Staying as Resistance: Futures from the South
Église APS
Italy
Scuola di Restanza e Futuro is a free school for young people aged 18-28 in Palermo that transforms staying in a marginalised southern territory into a collective political and cultural practice. As European peripheries empty and youth participation declines, the School offers a radical alternative: building futures where you are, through art, activism, embodied practice, and civic action. The 2026 edition weaves popular traditions, speculative imagination, and community co-creation into a programme that treats culture as a tool for democratic resilience.
Sicily is an island of contradictions: flooded by tourists, emptied by emigration. Young people leave in search of futures their city cannot offer, while their neighbourhoods are reshaped beyond their control. Scuola di Restanza e Futuro was born inside this tension, and refuses to accept it as inevitable.
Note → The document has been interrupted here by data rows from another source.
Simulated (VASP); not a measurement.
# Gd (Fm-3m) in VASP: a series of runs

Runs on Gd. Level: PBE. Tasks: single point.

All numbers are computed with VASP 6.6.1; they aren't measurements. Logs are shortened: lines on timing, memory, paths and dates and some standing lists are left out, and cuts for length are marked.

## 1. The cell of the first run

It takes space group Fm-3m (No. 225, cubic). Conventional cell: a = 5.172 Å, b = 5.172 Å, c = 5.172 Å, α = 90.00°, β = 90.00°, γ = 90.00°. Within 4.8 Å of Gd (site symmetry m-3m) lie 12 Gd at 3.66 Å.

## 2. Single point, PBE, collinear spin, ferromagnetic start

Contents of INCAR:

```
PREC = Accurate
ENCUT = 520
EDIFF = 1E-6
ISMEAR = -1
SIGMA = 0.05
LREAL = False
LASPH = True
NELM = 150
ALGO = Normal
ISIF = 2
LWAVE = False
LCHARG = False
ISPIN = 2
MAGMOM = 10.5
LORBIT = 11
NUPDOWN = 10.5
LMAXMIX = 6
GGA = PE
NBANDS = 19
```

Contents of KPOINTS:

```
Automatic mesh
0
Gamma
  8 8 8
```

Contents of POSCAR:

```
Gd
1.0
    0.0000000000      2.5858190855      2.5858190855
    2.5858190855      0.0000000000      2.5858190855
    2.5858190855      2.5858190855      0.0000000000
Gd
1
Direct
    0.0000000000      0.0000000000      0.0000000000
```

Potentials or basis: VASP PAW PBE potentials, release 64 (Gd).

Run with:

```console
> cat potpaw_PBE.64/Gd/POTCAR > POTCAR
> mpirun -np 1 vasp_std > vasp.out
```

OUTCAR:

Based in Palermo's Kalsa, the School project, created by Eglise APS, is a free laboratory where young people aged 18-28 explore restanza (the political choice to stay and build) through art, activism, and collective imagination. The first edition (2025) ran 12 weekly sessions producing fanzines, photographic works, and performances, culminating in two community assemblies. It generated a shared political grammar and a lasting affective network.
The 2026 edition, Corpi Futuri Territori (March-December), deepens this through dance, singing, bread-making, and celebration as civic alliance. Participants are co-authors and both mentors and mentees.
Long-term vision: a permanent transnational hub on restanza in the Mediterranean, connecting communities across southern Europe who share the same pressures, and the same will to build futures where they are.